As BJP loses the Parrikar advantage, Goa plunges into political chaos

Manohar Parrikar | Photo: PTI
One of India’s most unassuming but most charismatic chief ministers, Manohar Parrikar, died last evening plunging the politics of Goa into chaos.

A trained metallurgical engineer from IIT Bombay, Parrikar became defence minister when Narendra Modi came to power in 2014, but his induction in the Centre was, in some ways, a second thought. He took over in November 2014 from Arun Jaitley and while he came to Delhi and presided over a complex ministry with aplomb, his heart was always in Goa.

Parrikar hated being compared to Modi but the career paths of the leaders were similar. 

He was like Modi, an RSS Pracharak, and his defence of Modi in handling the communal riots in Gujarat was interesting: he conceded riots should not have taken place at all, blamed the administration for them and did not blame Modi as ‘Modi was, after all, a new CM’. He first became CM of Goa in October 2000 — raising the strength of the BJP from four MLAs in 1994 to 17 in 2002. But he could stay CM for just two years. 

He made several mistakes, lost power and was back in office four months later to rule as CM till 2005, when he lost the elections. In 2012, ahead of the assembly elections, he made a special effort to reach out to Goa’s Christian community: the BJP fielded six Christian MLAs and supported two others. All won. In 2017, assembly elections to the 40 member-house were held again and the Congress emerged the single largest party with 17 MLAs. But Parrikar had moved back to Goa where the Congress lost three MLAs to the BJP, which formed the government. He became the CM again.


Since then, politics in the state has been unstable, especially after Parrikar fell ill. In 2017, Vishwajit Rane was the first Congress MLA to quit and he was welcomed into the BJP and made a minister even before he was re-elected to the legislature. Two other Congress MLAs — Dayanand Sopte and Subhash Shirodkar — quit the party in October  2018, to join the BJP. They are facing by-elections to be held along with the Lok Sabha polls bringing the BJP on a par with the Congress at 14 MLAs each. However, with the death of BJP MLA Francis D’Souza in February this year, the Congress once again became the single largest party in the House. Another BJP MLA, Pandurang Madkaikar, is unwell and hasn’t been seen since he suffered a stroke in June 2018. In October 2018, too, the Congress staked claim to form the government and called for a floor test but its request was ignored by the Governor. Now, all indications are that the Congress will make another bid to form the government.

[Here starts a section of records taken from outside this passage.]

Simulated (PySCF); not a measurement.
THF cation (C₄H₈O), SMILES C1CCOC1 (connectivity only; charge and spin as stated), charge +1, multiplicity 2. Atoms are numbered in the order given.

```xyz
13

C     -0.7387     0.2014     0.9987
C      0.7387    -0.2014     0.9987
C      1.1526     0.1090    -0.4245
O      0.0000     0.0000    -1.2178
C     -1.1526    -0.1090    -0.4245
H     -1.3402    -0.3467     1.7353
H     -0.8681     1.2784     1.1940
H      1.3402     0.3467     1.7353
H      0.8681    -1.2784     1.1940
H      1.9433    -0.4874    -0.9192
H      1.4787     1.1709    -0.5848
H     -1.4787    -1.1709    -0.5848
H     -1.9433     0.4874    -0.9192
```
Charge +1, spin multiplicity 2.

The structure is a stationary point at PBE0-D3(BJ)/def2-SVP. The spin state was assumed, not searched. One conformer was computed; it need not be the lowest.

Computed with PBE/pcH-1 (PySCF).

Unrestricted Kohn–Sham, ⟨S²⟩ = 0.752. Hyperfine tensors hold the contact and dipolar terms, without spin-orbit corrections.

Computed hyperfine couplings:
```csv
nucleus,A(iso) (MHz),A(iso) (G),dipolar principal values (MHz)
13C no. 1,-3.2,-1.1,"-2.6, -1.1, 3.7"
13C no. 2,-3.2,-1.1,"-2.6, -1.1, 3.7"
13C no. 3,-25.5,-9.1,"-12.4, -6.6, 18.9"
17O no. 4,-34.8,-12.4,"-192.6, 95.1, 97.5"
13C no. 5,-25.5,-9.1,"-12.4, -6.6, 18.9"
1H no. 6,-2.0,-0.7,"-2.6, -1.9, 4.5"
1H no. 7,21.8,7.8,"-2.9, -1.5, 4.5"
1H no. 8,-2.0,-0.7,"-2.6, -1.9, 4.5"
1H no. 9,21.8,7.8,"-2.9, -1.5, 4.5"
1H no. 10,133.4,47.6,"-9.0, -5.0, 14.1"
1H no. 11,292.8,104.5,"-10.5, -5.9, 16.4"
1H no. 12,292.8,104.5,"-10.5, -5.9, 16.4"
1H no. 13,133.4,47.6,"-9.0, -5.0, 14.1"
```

The BJP’s ally, Goa Forward Party (GPF), has already begun to mount pressure. 

“We supported Manohar Parrikar, and not the party. So, in case of any eventuality, we will rethink (our support to the BJP),” Goa Forward Party chief Vijai Sardesai said two days ago. Three MLAs each of the Goa Forward Party, Maharashtrawadi Gomantak Party (MGP) and an Independent and a lone Nationalist Congress Party (NCP) legislator are supporting the BJP.